When the Western-themed video game Red Dead Redemption 2 launched last month, it achieved the highest-grossing opening weekend of any entertainment product ever.

Those of us who teach GCSE English resits know the value of lassoing student crazes as they gallop by, and jumping on for the ride.

As a fan of westerns myself, who as a teenager watched the brat-packed, Bon Jovi-soundtracked Young Guns movies far too many times, I didn’t need an excuse.

What became clear once I began discussing it with students was a stark gender divide: only a tiny number of girls indicated that they enjoyed Westerns.

In the classroom, loudly playing the trailer to Netflix’s western series Godless helps to bring a little balance. Merritt Wever’s kick-ass character, Mary, declaring, “We’re a lot fucking stronger than you think we are,” and pumping a shotgun caught the girls’ attention.

This year is the 50th anniversary of the novel True Grit, which, equally, provides plenty of scope for use in the classroom.

My resit students much preferred an extract from Stephen King’s sort-of-western Wizard and Glass. But there we’re back to women as witches, at worst, and sacrifices on the altar of male character development, at best.

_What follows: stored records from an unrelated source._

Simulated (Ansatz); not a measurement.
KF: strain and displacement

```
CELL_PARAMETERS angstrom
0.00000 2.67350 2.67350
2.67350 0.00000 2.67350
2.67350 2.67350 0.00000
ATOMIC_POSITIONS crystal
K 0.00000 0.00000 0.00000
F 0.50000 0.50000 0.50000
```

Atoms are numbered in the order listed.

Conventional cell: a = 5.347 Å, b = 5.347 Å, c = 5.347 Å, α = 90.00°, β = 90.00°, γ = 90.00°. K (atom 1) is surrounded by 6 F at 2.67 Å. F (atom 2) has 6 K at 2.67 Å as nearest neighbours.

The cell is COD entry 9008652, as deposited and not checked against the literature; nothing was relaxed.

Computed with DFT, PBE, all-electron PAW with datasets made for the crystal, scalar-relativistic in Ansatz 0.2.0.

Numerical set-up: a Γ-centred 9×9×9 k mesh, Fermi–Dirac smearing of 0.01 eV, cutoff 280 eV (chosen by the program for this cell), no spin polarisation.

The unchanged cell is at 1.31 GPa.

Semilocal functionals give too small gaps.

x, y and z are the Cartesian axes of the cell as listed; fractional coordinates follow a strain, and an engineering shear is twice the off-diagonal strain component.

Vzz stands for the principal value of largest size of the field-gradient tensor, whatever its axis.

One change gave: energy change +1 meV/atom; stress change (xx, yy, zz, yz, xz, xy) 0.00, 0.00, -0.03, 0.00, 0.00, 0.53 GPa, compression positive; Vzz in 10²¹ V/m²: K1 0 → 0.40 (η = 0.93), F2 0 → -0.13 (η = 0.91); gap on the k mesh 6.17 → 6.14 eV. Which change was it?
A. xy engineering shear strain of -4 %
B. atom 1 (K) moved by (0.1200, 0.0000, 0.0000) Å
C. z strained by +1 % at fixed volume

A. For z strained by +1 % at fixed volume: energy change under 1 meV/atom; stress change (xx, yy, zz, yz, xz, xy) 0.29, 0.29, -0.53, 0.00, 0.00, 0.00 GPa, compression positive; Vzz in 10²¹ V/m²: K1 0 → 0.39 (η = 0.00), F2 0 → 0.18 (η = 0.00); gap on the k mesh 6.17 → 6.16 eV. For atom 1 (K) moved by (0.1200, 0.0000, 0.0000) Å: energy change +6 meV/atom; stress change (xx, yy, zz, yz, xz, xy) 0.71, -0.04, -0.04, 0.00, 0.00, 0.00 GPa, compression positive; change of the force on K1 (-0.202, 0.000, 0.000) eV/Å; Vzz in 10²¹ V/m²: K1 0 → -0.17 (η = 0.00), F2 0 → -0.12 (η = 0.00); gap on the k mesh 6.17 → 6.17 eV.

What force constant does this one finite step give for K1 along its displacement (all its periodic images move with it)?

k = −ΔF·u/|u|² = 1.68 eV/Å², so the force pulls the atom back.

What all of this does highlight though is the enormous freedom of the 9-1 English language specification. And there’s just something about Red Dead Redemption 2 that speaks to me as a teacher.

In 1899, the Old West is disappearing and Arthur Morgan is on the run. Like Morgan, there are some of us who want to keep the wild freedom alive as long as possible.

We’ll keep moving, looking for any last unexploited means to keep the creativity and joy in English in the face of the industrialists’ clamour for functionalism.